Before that happens, however, the prosecutor will go before a judge and present their case as to why the petition should be granted. At that point, the subject of the petition is generally not even aware that an ERPO has been filed, and may not learn about it until police arrive at their doorstep to confiscate their firearms. Unlike a criminal trial, where a prosecutor has to prove someone’s guilt beyond a reasonable doubt, the burden of proof to show “dangerousness” is much lower, and to make matters worse, in the vast majority of cases the petition subject can’t offer any evidence to refute the prosecutor until after a preliminary determination has been made.

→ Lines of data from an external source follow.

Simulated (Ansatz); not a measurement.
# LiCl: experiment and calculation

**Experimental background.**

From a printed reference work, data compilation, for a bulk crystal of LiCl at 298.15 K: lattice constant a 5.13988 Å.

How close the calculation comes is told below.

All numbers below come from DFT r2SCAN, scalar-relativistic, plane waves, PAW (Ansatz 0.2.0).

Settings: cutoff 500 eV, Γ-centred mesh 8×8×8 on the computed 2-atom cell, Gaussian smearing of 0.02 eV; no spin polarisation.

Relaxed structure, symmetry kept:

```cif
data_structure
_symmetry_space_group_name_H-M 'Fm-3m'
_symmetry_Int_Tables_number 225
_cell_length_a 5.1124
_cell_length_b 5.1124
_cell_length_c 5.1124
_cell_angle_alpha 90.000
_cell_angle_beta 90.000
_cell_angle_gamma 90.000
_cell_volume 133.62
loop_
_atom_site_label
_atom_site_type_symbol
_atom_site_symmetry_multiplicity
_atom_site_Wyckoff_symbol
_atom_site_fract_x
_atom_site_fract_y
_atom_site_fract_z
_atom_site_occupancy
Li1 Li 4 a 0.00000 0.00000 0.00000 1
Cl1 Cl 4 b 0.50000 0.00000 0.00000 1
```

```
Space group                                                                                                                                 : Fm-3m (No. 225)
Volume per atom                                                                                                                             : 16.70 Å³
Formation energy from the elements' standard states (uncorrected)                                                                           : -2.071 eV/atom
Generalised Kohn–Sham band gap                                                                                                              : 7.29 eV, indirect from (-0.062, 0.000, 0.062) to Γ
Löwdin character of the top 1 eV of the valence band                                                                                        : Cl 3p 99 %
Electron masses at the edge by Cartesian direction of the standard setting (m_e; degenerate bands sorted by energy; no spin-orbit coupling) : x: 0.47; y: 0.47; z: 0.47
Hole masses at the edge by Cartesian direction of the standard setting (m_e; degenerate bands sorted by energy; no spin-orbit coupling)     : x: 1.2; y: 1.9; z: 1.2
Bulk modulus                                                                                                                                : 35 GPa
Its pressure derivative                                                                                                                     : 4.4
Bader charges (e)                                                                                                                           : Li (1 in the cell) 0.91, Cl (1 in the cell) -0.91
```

Beyond the constitutional and due process concerns, one of the reasons I’m opposed to red flag laws is that they allow lawmakers to say they’re “doing something” instead of actually addressing the difficult issue of mental health access and funding. If we’re honestly concerned about people who are dangers to themselves and others, we can’t simply pretend that we can solve the problem by taking their legally-owned guns away. Not only are there plenty of dangerous people who don’t own firearms, but as we all know, there are some judges and prosecutors out there who’ll rubber stamp red flag petitions under the theory that it’s better to be safe than sorry. Red flag laws have enormous potential to be abused, while they offer no real solutions for helping those who are truly in the midst of a mental health crisis and pose a danger to themselves and the community. I’m glad they seem to have hit a red state brick wall, and I hope that in the years ahead we can even repeal some of these awful laws in the 19 states that have put them in place.